Josh Jacobs just couldn’t do it.
Even with the Chiefs’ victories in the last two Super Bowls, and even with most of their roster still intact for a third consecutive run, Jacobs, who left the Raiders for the Packers in NFL free agency, didn’t see himself as someone who could flip from one side of the AFC West rivalry to the other.
“They were trying to get me hard,” Jacobs told The Athletic. “But there was no way I was going there. I feel like once you are rivals with somebody, you have a genuine hate for them.”

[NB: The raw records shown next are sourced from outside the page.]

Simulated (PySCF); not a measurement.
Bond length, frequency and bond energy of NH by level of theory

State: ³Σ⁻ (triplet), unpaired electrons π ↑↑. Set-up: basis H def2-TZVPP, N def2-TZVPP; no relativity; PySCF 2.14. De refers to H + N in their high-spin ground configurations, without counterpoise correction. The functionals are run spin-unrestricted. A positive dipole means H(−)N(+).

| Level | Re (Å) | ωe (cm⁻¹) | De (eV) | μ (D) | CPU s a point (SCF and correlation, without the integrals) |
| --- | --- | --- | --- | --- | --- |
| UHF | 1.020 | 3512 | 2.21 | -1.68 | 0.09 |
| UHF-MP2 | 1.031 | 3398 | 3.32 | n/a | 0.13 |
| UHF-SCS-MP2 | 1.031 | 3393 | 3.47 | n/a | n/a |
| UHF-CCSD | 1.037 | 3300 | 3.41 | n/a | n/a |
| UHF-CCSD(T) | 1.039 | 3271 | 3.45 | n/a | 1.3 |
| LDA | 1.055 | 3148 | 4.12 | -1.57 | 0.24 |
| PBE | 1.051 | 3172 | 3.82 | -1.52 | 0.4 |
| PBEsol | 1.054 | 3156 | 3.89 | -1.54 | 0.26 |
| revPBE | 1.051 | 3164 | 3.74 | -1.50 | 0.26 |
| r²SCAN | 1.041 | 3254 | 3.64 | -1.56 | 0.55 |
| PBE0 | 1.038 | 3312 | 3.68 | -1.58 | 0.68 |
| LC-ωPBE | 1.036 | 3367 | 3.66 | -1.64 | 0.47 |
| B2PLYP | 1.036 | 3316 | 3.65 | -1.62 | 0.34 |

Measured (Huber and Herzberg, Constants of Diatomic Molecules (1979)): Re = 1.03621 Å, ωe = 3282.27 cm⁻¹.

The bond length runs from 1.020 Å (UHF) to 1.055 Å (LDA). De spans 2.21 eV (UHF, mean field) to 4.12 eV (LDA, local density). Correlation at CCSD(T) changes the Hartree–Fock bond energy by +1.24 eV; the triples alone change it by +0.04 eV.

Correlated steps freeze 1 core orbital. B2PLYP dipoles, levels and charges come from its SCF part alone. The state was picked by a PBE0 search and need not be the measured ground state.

So instead, Jacobs went to the Packers and became their replacement for Aaron Jones, who signed a one-year deal with the Vikings.
After leading the NFL in rushing yards (1,653) in 2022, Las Vegas placed the franchise tag on Jacobs, and he ended up playing the 2023 campaign — when he collected just 805 yards across 13 games and averaged a career-low 3.5 yards per carry — on a one-year deal.
But he still turned that production into a four-year, $48 million contract once hitting free agency, though it appears that the Packers — constructing their roster around franchise quarterback Jordan Love and a young group of receivers that impressed last year — had some competition to find the centerpiece of their backfield.
Jacobs, a first-round pick in the 2019 NFL Draft, was on the Raiders’ roster for 10 meetings against the Chiefs, and just two of those games turned into wins for Las Vegas.
During their game on Christmas last year, the Raiders manufactured two defensive touchdowns in seven seconds — one off a fumble recovery, another off an interception of Patrick Mahomes — to leave Arrowhead Stadium with a 20-14 upset.
Jacobs was inactive for that game while dealing with a quad injury that cost him the final four games of the season.
“I couldn’t see myself in that color,” Jacobs told The Athletic of the Chiefs. “And besides, I never wanted to be the guy that joined the dominant team. I want to be the guy that beats the dominant team.”
Jacobs and the Packers will open their 2024 season against the Eagles in Brazil on Sept. 6, while the Chiefs — and their running back room of Isiah Pacheco and Clyde Edwards-Helaire — will face the Ravens in Week 1.